Your table could be something like
CREATE TABLE ArticleText (
INTEGER artId,
INTEGER wordNum,
INTEGER wordId,
PRIMARY KEY (artId, wordNum),
FOREIGN KEY (artId) REFERENCES Articles,
FOREIGN KEY (wordId) REFERENCES Words
)
this of course may be very space-expensive, or slow, etc, but you'll need some measurements to determine that (as so much depends on your DB engine). BTW, I hope it's clear that the Articles table is simply a table with metadata on articles keyed by artId, and the Words table a table of all words in every article keyed by wordId (trying to save some space there by identifying already-known words when an article is entered, if that's feasible...). One special word must be the "end of paragraph" marker, easily identifiable as such and distinct from every real word.

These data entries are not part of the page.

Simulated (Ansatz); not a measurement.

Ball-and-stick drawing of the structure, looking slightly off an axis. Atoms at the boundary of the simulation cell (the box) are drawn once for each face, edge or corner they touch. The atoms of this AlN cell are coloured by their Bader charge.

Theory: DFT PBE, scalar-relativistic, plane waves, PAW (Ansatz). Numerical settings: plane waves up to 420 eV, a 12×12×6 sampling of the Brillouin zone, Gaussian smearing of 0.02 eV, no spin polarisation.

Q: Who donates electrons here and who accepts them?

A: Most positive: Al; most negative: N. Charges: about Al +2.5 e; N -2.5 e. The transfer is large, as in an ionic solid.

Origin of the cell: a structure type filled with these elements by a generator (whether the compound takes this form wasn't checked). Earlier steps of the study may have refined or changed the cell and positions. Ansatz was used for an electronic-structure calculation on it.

If you do structure your data like this you gain lots of flexibility in retrieving by page, and page length can be changed in a snap, even query by query if you wish. To get a page:
SELECT wordText
FROM Articles
JOIN ArticleText USING (artID)
JOIN Words USING (wordID)
WHERE wordNum BETWEEN (@pagenum-1)*@pagelength AND @pagenum * @pagelength + @extras
AND Articles.artID = @articleid
parameters @pagenum
, @pagelength
, @extras
, @articleid
are to be inserted in the prepared query at query time (use whatever syntax your DB and language like, such as :extras
or numbered parameters or whatever).
So we get @extras
words beyond expected end-of-page and then on the client side we check those extra words to make sure one of them is the end-paragraph marker - otherwise we'll do another query (with different BETWEEN
values) to get yet more.
Far from ideal, but, given all the issues you've highlighted, worth considering. If you can count on the page length always being e.g. a multiple of 100, you can adopt a slight variation of this based on 100-word chunks (and no Words
table, just text stored directly per row).